5. Xxxx of Sale, dated as of December 30, 1985, between The Montana Power Company, a corporation organized and operating under the laws of the State of Montana (“Seller”), and United States Trust Company of New York, a New York corporation, not in its individual capacity but solely as corporate co-trustee and Xxxxx X. Xxxxx, as individual co-trustee (collectively, “Buyer”) under a Trust Agreement dated as of December 16, 1985 with Xxxxxxx Leasing Corporation (“Owner Participant”).

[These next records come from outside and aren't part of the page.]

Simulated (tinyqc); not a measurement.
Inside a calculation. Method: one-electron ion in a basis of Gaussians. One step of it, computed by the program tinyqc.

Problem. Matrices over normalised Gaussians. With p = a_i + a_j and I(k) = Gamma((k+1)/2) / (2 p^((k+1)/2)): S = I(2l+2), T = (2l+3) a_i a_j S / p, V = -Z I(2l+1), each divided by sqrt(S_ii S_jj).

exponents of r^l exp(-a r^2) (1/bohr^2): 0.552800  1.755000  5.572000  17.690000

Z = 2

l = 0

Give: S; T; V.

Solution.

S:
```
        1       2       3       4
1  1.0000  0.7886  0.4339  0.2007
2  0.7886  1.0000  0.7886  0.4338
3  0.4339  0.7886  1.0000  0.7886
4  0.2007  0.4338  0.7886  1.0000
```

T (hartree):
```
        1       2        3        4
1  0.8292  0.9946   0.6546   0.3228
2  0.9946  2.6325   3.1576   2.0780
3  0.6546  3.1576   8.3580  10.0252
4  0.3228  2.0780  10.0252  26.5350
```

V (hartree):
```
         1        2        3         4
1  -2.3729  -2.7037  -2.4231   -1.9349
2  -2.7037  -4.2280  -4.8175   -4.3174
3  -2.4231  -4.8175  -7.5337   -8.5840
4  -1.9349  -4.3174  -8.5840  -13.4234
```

6. Ground Lease, dated as of December 16, 1985, made between The Montana Power Company, a corporation organized and operating under the laws of the State of Montana (“MPC”; together with its successors and assigns as owner of the Ground Interest, “Lessor”), as lessor, and United States Trust Company of New York, not in its individual capacity but solely as corporate co-trustee and Xxxxx X. Xxxxx, as individual co-trustee, under Trust Agreement with Xxxxxxx Leasing Corporation (“Owner Participant”), dated as of December 16, 1985 (collectively, “Owner Trustee”; together with their successors and assigns as lessee under the Ground Lease of the Ground Interest, including without limitation, any successor trustee under the Trust Agreement, “Lessee”), as lessee.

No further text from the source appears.